THE REVOLT AGAINST POETIC CONVENTION

THREE times at least, in the history of English literature, has poetry flourished from a prosaic and unpromising soil. Our thirteenth-century lyrics blossomed under an almost impenetrable thicket of homilies and chronicles: our eighteenth-century Age of Reason was also the age of Blake and Burns: midway between them, among the elaborate and conventional moralities of our dullest period, a few native wild-flowers sprang up into spontaneous growth. Lydgate and Occleve had overspread the early half of the fifteenth century with an established method and an established range of topics: with heroic subjects treated in an unheroic manner: with long records in which every tale becomes a sermon and every text is half-obliterated by its commentary. Another step and they would have anticipated Molière's valet, who turned the history of Rome into madrigals. But during the next generation this danger was averted: poetry once more shook off its court-trappings and its embroidered uniform, and recovered, if not grace of movement, at any rate freedom and unconstraint.
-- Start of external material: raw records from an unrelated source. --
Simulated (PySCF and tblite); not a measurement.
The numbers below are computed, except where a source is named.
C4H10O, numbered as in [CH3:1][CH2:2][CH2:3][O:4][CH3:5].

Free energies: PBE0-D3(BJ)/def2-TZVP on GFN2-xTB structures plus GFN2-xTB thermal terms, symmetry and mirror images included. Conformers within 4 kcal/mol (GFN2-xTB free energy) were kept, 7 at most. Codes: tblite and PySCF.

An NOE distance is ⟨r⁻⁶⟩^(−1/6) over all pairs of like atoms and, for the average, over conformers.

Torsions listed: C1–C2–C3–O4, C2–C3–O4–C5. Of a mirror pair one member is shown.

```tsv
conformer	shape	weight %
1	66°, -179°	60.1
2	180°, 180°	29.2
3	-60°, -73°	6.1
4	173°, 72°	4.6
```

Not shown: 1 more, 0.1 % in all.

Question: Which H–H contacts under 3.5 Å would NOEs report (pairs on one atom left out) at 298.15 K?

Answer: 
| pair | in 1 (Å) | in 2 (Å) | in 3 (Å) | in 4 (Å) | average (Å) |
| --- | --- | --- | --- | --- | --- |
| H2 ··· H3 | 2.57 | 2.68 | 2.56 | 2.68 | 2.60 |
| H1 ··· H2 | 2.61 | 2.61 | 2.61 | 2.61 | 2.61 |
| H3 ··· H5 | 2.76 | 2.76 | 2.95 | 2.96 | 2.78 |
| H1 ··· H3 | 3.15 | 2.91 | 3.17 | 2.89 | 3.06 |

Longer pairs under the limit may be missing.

The value of Skelton's work is a matter of conflicting opinion. Some critics have decried him; others, like Lowell, have hailed him as our only fifteenthcentury poet. On one point, however, there can be no dispute: that among all mediaeval writers of English verse he was the least conventional. Nothing can be less like the sedate and decorous metres of the time than the vivid breathless doggerel-itself a sort of inspiration-which he seems to have invented, and which at least he habitually employed.